[lbo-talk] Worse photos to come?

Doug Henwood dhenwood at panix.com
Fri May 7 11:41:57 PDT 2004


Carl Remick wrote:


>Just saw Rumsfeld on the tube saying he had seen unreleased POW
>pictures that were "beyond belief," if I caught it correctly. He
>said that it would make things much worse if they become public.
>How bizarre. How can there be any doubt of the photos' release
>after a build-up like that, and what in literal hell can those
>photos be? This gets grimmer by the minute.

[Amazing headline, and interesting story.]

Financial Times - May 7, 2004

Bush runs out of options as chaos deepens By Guy Dinmore

Iraq's deepening crisis has left the Bush administration with few options, and although the US has entrusted the United Nations with the task of finding a way towards political stability and elections, officials and analysts close to the White House admit that hopes of success are receding fast.

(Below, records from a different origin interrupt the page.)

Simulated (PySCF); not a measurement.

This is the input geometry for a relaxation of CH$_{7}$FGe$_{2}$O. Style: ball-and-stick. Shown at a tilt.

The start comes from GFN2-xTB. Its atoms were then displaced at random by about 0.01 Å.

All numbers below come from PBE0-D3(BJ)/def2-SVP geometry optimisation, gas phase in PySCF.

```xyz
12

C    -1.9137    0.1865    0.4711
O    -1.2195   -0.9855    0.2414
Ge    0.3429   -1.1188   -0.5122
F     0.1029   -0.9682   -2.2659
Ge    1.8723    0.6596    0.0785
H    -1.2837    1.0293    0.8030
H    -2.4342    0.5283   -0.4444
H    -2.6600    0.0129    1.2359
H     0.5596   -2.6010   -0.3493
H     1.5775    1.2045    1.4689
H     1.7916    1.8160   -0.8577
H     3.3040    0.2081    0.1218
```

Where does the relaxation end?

Insiders describe a lack of direction and a prevailing sense of gloom and desperation in the administration. This gloom has only been intensified by the exposure of torture and sexual abuse of Iraqi prisoners.

Analysts point to an absence of clearcut strategy that has seen repeated personnel changes and policy reversals resulting from continuous battles between the State Department and the Pentagon. The White House national security advisers are blamed for not resolving the interagency battles.

This "dysfunctional" administration as described by Robert Kagan, a prominent foreign policy thinker, is mirrored by an increasingly public battle of recriminations among President George W. Bush's conservative supporters.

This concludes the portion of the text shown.